De’Shawn Charles Winslow and Christian Garduno honored this year
A debut fiction writer and a poet are the winners of this year’s Willie Morris Awards, which recently moved to the University of Mississippi.
Winning the Willie Morris Award for Southern Fiction is De’Shawn Charles Winslow for “In West Mills,” and the Willie Morris Award for Southern Poetry goes to Christian Garduno for “Southern Horses.”
The winners were announced through the Oxford Conference for the Book in a virtual award ceremony.
“Congratulations to these wonderful writers, whose prose and poetry enrich our region and world. We honor their efforts with these awards,” said Stephen Monroe, chair of the UM Department of Writing and Rhetoric.
A colorful, renowned and respected editor and author from Yazoo City, Morris was a writer-in-residence and instructor at Ole Miss from 1980 to 1991. The youngest-ever editor to lead Harper’s Magazine, he also found great success as a writer, especially with his nonfiction works such as “North Toward Home,” “My Dog Skip,” and “The Courting of Marcus Dupree.”
With their $3 million gift to the Department of Writing and Rhetoric, Reba White Williams and Dave Williams established an endowment to oversee administration of the awards.
More than 100 fiction entries were narrowed to a list of 10, then to a shortlist of three. The process of getting books to a national team of judges became tricky during quarantine, but Oxford‘s Square Books bookstore helped facilitate that process.
Winslow, as the fiction winner, receives $10,000. He was born and raised in Elizabeth City, North Carolina. He earned a Master of Fine Arts in creative writing from the University of Iowa and a bachelor’s degree in creative writing and a master’s in English literature from Brooklyn College. He lives in New York.

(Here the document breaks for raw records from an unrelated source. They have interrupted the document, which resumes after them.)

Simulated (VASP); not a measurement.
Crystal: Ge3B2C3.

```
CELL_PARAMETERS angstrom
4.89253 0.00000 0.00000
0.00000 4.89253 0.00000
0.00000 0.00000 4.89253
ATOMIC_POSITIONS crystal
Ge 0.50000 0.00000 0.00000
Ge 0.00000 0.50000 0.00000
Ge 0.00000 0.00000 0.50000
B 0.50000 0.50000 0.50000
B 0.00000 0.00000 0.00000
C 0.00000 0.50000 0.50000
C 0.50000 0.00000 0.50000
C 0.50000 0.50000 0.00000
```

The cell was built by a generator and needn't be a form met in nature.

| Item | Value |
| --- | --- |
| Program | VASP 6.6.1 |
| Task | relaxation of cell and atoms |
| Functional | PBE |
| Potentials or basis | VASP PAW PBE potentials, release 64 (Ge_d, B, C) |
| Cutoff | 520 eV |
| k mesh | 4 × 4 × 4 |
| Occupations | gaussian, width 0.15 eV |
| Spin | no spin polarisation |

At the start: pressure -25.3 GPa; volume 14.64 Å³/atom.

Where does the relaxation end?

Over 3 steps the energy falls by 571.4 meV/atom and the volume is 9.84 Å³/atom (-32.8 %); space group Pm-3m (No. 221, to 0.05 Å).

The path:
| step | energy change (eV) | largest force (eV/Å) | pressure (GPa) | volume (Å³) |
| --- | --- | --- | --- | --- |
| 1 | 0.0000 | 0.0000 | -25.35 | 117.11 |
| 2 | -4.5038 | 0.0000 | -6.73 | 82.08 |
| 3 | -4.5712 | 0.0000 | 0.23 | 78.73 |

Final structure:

“I really appreciate it; I’m still in shock by it all, I really am,” Winslow said.
“De’Shawn Charles Winslow has given us such a world in his vision of West Mills – a world notably dedicated ‘to the reader’ in which Black stories matter and we cannot help but wish we would linger, listen and learn a while longer,” said Jonathan Haupt, executive director of the Pat Conroy Literary Center and one of the judges for the fiction award.
The Willie Morris Award for Southern Poetry celebrates the diversity of Southern verse and encourages new works. As Morris said, “… words make experience last.” Poets will be challenged and inspired by this opportunity to reveal the South, as they have done over centuries.
For winning the poetry award, Garduno receives $2,500. His work can be read in more than 50 literary magazines. He is a finalist in the 2020-21 Tennessee Williams and New Orleans Writing Contest, and lives and writes along the South Texas coast with his wife, Nahemie, and young son, Dylan.
“It feels fantastic to have people reading my work and recognizing it,” Garduno said. “Thank you to everyone involved, including, you know, all the judges and all the people on the other side of the award. It’s great to be a part of this world.”
Susan Kinsolving, a poet whose four books have drawn critical acclaim, served as judge for the more-than-200 poetry entries.
“Christian Garduno’s expansive poem ‘Southern Horses’gallops through the South, detailing ‘delicious excess’ with stops in Texas, Alabama, Mississippi, Louisiana, Virginia, and Florida,” Kinsolving said. “His wild ride takes the reader on an exhilarating poetic journey that is full of insight, energy, eccentricity and revelation.”